Mary Ann Wymore, an attorney for fax.com, claimed the FCC went a step beyond enforcing the law while the ruling is appealed, and suggested it is attempting to damage the company. "They have less of a concern about what is legally collectable than in trying to injure this company," she said. "They are trying to do an end run around the judge's decision. They don't like the fact they lost."

The FCC last week moved to fine fax.com $5,379,000 for 489 violations of the Telephone Consumer Protection Act, which bans junk faxes. While that fine is unlikely to be paid during the appeal of the court decision, the FCC also announced it was sending out 100 citations and letters of inquiry to businesses that use fax.com, warning they could face $11,000 in fines for each unsolicited transmission.

Ms. Wymore said the company would likely move into court to deal with the FCC action quickly.

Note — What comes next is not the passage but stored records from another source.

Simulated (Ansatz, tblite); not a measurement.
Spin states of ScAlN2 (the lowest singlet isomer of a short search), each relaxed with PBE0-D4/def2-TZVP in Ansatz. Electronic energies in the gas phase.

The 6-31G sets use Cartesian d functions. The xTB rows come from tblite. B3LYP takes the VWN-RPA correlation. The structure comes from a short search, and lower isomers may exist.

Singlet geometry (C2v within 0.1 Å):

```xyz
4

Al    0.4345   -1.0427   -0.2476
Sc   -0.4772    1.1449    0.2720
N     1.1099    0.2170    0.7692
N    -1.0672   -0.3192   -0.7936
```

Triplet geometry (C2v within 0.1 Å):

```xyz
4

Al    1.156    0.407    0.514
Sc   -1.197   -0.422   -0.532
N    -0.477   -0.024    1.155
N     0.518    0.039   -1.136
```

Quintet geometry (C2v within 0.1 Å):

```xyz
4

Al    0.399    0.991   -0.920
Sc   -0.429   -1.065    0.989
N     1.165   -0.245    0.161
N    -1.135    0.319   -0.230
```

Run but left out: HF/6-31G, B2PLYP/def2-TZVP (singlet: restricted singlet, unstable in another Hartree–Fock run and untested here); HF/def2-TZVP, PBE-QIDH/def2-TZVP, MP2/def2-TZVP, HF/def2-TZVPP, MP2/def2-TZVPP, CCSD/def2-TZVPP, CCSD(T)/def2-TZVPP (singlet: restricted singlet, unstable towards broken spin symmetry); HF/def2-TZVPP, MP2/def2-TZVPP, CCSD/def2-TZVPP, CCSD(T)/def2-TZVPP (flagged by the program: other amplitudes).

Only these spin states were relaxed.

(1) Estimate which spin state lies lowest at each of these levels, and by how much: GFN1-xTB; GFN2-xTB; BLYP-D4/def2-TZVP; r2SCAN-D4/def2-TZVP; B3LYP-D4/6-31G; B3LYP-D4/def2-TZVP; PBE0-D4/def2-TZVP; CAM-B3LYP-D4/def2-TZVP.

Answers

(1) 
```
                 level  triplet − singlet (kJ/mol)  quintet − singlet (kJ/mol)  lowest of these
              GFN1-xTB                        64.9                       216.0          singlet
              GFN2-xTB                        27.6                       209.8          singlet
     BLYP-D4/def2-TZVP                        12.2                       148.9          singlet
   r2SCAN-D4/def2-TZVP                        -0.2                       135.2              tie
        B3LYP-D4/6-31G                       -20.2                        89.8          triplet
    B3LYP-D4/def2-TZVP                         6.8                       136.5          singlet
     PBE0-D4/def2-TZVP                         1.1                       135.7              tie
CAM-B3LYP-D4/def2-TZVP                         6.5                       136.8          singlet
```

She called it an "act of defiance" against the judgement handed down in March by Federal District Court Judge Steven N. Limbaugh in St. Louis. (AA, April 1). Fax.com had challenged the part of the law that banned unsolicited fax ads, arguing it amounted to a ban on commercial speech.

`No rationality'

Judge Limbaugh's 24-page decision cited several recent Supreme Court cases in siding with fax.com. He said the government hadn't shown the faxes were harmful and that it has far less restrictive alternatives to reduce the number of faxes. The judge said the law's attempt to ban fax ads while allowing other unsolicited faxes had "no rationality."

The FCC, in announcing its action last week, accused fax.com of engaging in a "pervasive and egregious pattern of deception" and said it was seeking the maximum fine-the largest ever sought against a company for a violation of the Telephone Consumer Protection Act.

The FCC declined to react to the company's response.

The FCC action came as the Federal Trade Commission won action on another front: direct mail solicitation checks that look like rebates, but in fact represent an order for service or supplies. Two years ago the FTC accused cyberspace.com and several sibling companies with violating the consumer protection act.

In a Seattle ruling that could affect a number of marketers, a U.S. District Court Judge Robert S. Lasnik found the practice deceptive.

"As a matter of law, check/invoice combinations that do not clearly and conspicuously disclose the effects of cashing the check and/or clearly state that the check is an offer ... on the face of the document constitute material representations that are likely to mislead consumers acting reasonably," the judge wrote. Lawyers for the affected companies didn't return calls for comment.